Inverse Design of Y-Branch Optical Waveguide Devices Based on Artificial Neural Network (ANN) Models

GMPT, October 2024

In recent years, the inverse design of nanophotonic structures for electromagnetic responses using neural networks has become a popular research area. Typically, inverse design simulations require running a full simulation calculation for each iteration. However, inverse design based on neural network models can replace traditional full-wave electromagnetic simulation methods by rapidly predicting the electromagnetic response of known structures through a forward neural network. This approach significantly reduces the time required to generate electromagnetic responses.

This article presents the inverse design of Y-branch optical waveguide devices based on artificial neural network (ANN) models. First, a simulation database of the Y-branch optical waveguide device is built. Using this database, a model constructed using an artificial neural network is trained. Finally, the pre-trained neural network model is optimized through inverse design to reduce the computation time for simulations and achieve an optimized Y-branch optical waveguide device structure with improved transmittance.

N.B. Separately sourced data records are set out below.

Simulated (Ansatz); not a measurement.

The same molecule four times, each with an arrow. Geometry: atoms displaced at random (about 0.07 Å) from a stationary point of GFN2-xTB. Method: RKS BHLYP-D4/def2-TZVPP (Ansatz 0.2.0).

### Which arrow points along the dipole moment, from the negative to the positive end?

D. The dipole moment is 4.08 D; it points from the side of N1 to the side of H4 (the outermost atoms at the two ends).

Figure 1. Design process of Y-Branch based on ANN

I. Introduction to Basic Inverse Design Cases

The inverse design structure in this article is the same as that described in 《Inverse Design of Y-branch Optical Waveguide Devices》. Initially, the waveguide structure connecting the input and output ports uses a polygonal geometry to connect waveguide vertices, forming a tapered structure with linear edge contours as the initial input for designing the Y-branch contour. Then, cubic spline interpolation functions construct curves for the Y-branch device's contour. Finally, the difference between the transmittance at the output waveguide and the target transmittance serves as the optimization objective.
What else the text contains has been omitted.